Muted Applause as Long-Awaited MyFigueroa Officially Opens
1:41 PM PDT on August 30, 2018
Earlier today, political leaders, LADOT staff and safe streets advocates gathered to celebrate the opening of the long-awaited, highly controversial MyFigueroa project at both a "grand opening" (at the southeast corner of South Figueroa Street and West Jefferson Avenue) and a "Community Celebration" at LADOT Headquarters (which is not along the project area). MyFigueroa was originally a project designed to establish a safe corridor connecting Downtown Los Angeles through L.A. Live and USC to South L.A. The project area runs between 7th St. and Martin Luther King, Jr. Blvd. - from Downtown to Expo Park.
“Our city streets are bustling with life, and we owe it to Angelenos to make sure they are safe, vibrant places that everyone can enjoy,” said Mayor Eric Garcetti. “The MyFigueroa project is a major upgrade to more than four miles of our busiest streets -- making the trip from Downtown to South L.A. a safer, more enjoyable experience for all.”
However, many of the components of the project have been open for months, and the feedback from bicyclists, pedestrians, and safe street advocates has not been positive. Facebook posts and videos soon popped up on a hastily created Facebook page for supporters of the original project. Mistimed signals, pedestrian "beg buttons," and occasionally (rather than fully) protected bike lanes have turned what Mayor Antonio Villaraigosa termed a "legacy project" in 2011 into something of a disappointment in 2018.
Indeed, a protest of the project, scheduled by safety advocates to disrupt the opening, was only scrapped after LADOT fixed some of the problems that have been identified with the project. LADOT eliminated the "beg buttons" at the North end of the project, retimed the lights at the cycle-track so cars and bikes have the same timing, and agreed to create a working group with residents and activists to continue to monitor and improve the project.
"In the questions and pushback the city received around the initial performance of MyFigueroa, it's clear that there was a lack of engagement with relevant stakeholders on some of the important decisions that determine project success," writes Michael MacDonald, a local advocate for safe streets and co-founder of the Keep MyFig On Track working group.
"It's our hope that the City will see this as a teachable moment, and find ways to work with community members and the advocacy community that championed this project to remedy issues that hinder project success and set a high standard for how we envision our streets and how people may use them."
There are certainly lessons to be learned.
Between 2010 and 2012, the City of Los Angeles put a lot of time and effort into promoting the MyFigueroa project. When the state's Community Redevelopment Agency closed shop under Jerry Brown in 2012, the city even picked up responsibility for the project at LADOT. Villaraigosa, councilmember José Huizar, then-councilmember Jan Perry, and the LADOT General Manager all spoke about how the project would transform peoples' lives and change the way we think about transportation. At a public meeting in 2012, the project team presented “Good,” “Better” and “Best" visions for the corridor that electrified community and safe street advocates alike.
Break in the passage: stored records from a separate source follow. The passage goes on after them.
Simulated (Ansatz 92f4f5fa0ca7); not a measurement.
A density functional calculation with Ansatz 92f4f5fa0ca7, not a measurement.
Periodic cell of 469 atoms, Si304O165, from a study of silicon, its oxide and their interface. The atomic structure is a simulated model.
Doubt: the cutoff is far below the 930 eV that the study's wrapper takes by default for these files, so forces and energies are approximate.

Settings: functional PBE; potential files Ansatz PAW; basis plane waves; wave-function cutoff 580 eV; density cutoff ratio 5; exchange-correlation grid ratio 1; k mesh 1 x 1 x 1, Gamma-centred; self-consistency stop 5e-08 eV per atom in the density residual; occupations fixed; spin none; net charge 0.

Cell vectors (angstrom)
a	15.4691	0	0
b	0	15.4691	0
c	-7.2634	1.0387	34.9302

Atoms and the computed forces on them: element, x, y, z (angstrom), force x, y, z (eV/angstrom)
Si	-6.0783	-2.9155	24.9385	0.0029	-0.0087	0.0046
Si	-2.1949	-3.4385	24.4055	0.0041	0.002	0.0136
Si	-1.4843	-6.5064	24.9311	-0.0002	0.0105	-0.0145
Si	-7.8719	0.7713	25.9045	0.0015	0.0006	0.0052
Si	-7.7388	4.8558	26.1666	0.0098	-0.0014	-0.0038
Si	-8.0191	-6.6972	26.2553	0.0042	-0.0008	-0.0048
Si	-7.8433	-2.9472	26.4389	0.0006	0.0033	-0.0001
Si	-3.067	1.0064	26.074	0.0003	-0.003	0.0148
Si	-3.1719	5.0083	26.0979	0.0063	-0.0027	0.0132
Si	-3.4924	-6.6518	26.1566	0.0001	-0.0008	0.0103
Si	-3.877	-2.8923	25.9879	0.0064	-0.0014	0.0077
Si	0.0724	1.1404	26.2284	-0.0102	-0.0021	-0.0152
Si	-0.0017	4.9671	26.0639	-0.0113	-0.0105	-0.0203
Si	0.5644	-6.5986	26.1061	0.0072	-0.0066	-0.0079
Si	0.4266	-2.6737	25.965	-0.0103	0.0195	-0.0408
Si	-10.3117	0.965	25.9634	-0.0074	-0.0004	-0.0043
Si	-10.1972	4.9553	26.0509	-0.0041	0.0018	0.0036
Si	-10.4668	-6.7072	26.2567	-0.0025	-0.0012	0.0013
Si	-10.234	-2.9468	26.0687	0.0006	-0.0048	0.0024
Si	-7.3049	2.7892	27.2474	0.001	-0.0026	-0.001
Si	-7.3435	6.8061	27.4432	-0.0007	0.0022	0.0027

But after Eric Garcetti replaced Villaraigosa and Curren Price replaced Perry, things changed. The once loquacious social media accounts for MyFigueroa went quiet except for the occasional "construction will start soon!" posts every couple of months. Public hearings on the project were packed with supporters, but neither Price nor Garcetti showed the enthusiasm that their predecessors did. Price authored a motion that seemed aimed at stalling it outright, and a lawsuit threatened by the owner of a car dealership along Figueroa also promised to add significant delays, if not derail it altogether.
Compromises were made behind the scenes and “good,” “better” and “best" were quietly replaced with "maybe this is good enough."
By the time ground finally broke in October of 2016, the overall slowdown with regard to the implementation of bike facilities around the city had many feeling jaded.
So, when Price fondly recalled a recent trip to Germany and Denmark where he observed bicycle-friendly streets, and stated his intention to explore adding protected bike lanes in his district to make streets safer “for everyone, not just a few,” advocates knew better. Price had positioned himself as one of the more significant barriers to building an important bike network that would serve both riders of choice and riders of necessity. Most notably, with an assist from the mayor's Great Streets program, he had spent months openly ignoring or otherwise thwarting his constituents' demands to see a protected bike lane planned for Central Avenue. And to ensure his constituents - the vast majority of whom ride out of necessity - remained unprotected for years to come, he pushed to have it removed from the Mobility Plan altogether.
The slow pace of construction of the project didn't instill much confidence, either.
When real inroads finally began to be made last summer - around the time the project was supposed to have officially opened - the streets got even dicier to navigate for both drivers and cyclists.
And it became more apparent over time that cyclists were likely not going to be as "protected" as they had hoped.
A year and some change later, "protection" continues to be a bit of a moving target. LADOT has been responsive to complaints that taxis were parking in the lane, for example, and added bollards to limit that in spots around the Convention Center.
But they have yet to find a solution to the cars that line up in the bike lane to turn right or enter a parking lot on days that the convention center is hosting major events.
And, of course, getting Los Angeles' finest to respect that this infrastructure has value to vulnerable road users remains an ongoing struggle. Or, as Cesar Hernandez, Deputy Executive Director of the LACBC, noted in an email to us, to not use the confusing bike signals as an excuse to target cyclists, particularly lower-income riders of color.
The challenges that have dogged this project suggest just how difficult it will be to scale up this kind of infrastructure along other corridors. Or even to expand the MyFig project to truly serve lower-income riders in South L.A. - the actual justification for the original grant and the goal of which this project falls the shortest.
But the number of cyclists taking advantage of the route even before the official opening and the seeming acknowledgement by LADOT (and apparently, the mayor) that engaging with supporters going forward will make their job easier do provide some hope.
"We are excited to see MyFig come to fruition," writes Hernandez, noting that the LACBC plans to lead a ride this fall with an emphasis on education and safety.